Sorting by the opposite direction is very slow


(Jason Baumgartner) #1

I have an index where I used the new Lucene feature of indexing on a specific field. In my mapping, I have the following:

"sort.field": "created_utc",
"sort.order": "desc",

When I request documents using the same sort order, matches come back extremely fast. For example, I am searching Reddit submissions with an API I created:

https://beta.pushshift.io/reddit/submission/search/?sort=desc&size=1&pretty=true&metadata=true

If you look at the metadata->elasticsearch->took value, this search completes in milliseconds.

However, if I sort in the opposite direction, the search time is in seconds (usually over 10):

https://beta.pushshift.io/reddit/submission/search/?sort=asc&size=1&pretty=true&metadata=true

From what I know about binary search, searching on a sorted array is a O(log N) operation. However, sorting in the opposite direction should also be nearly as fast. Is this a bug with Lucene's implementation of their index?


(Jimferenczi) #2

From what I know about binary search, searching on a sorted array is a O(log N) operation. However, sorting in the opposite direction should also be nearly as fast. Is this a bug with Lucene's implementation of their index?

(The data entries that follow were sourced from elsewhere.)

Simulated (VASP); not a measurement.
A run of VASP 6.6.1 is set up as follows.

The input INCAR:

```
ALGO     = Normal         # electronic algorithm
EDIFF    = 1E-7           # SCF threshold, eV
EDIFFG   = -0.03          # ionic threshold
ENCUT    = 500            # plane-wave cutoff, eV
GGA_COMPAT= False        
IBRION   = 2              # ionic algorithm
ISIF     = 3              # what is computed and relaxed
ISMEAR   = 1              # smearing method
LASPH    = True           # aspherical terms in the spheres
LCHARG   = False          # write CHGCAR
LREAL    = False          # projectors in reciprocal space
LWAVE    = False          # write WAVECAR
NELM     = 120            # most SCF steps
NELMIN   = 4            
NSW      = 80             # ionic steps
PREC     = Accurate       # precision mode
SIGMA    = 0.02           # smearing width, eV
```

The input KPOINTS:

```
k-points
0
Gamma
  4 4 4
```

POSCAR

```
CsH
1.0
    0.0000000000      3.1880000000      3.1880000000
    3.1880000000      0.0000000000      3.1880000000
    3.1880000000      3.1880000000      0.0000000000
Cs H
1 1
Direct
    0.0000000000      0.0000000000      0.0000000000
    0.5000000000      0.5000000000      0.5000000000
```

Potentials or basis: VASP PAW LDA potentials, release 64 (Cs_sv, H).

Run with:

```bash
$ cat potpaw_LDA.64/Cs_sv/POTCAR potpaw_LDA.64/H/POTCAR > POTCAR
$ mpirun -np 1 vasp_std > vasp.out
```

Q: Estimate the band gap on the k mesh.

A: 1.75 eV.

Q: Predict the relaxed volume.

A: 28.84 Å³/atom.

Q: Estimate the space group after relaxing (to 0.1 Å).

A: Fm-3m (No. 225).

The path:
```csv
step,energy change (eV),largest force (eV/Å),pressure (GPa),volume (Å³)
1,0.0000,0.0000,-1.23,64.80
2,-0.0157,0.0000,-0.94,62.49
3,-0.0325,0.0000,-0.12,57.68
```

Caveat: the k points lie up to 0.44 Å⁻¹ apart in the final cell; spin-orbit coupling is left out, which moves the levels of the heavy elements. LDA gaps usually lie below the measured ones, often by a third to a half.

Sorting the result of a search is not a binary search. We collect all documents that match the query in the order of their appearance in the index and keep track of the N best ones with a priority queue. If the index sort matches the search sort we can early terminate the query when N documents are collected, otherwise all documents must be collected. The reverse index sort order is the worst case since it requires to change the top N every time we visit a new document. There was some discussions to optimize this case in Lucene though (https://issues.apache.org/jira/browse/LUCENE-7482) with some interesting ideas. The issue is quite old so it could be interesting to open a new one that focuses on reverse index sort.


(system) #3

This topic was automatically closed 28 days after the last reply. New replies are no longer allowed.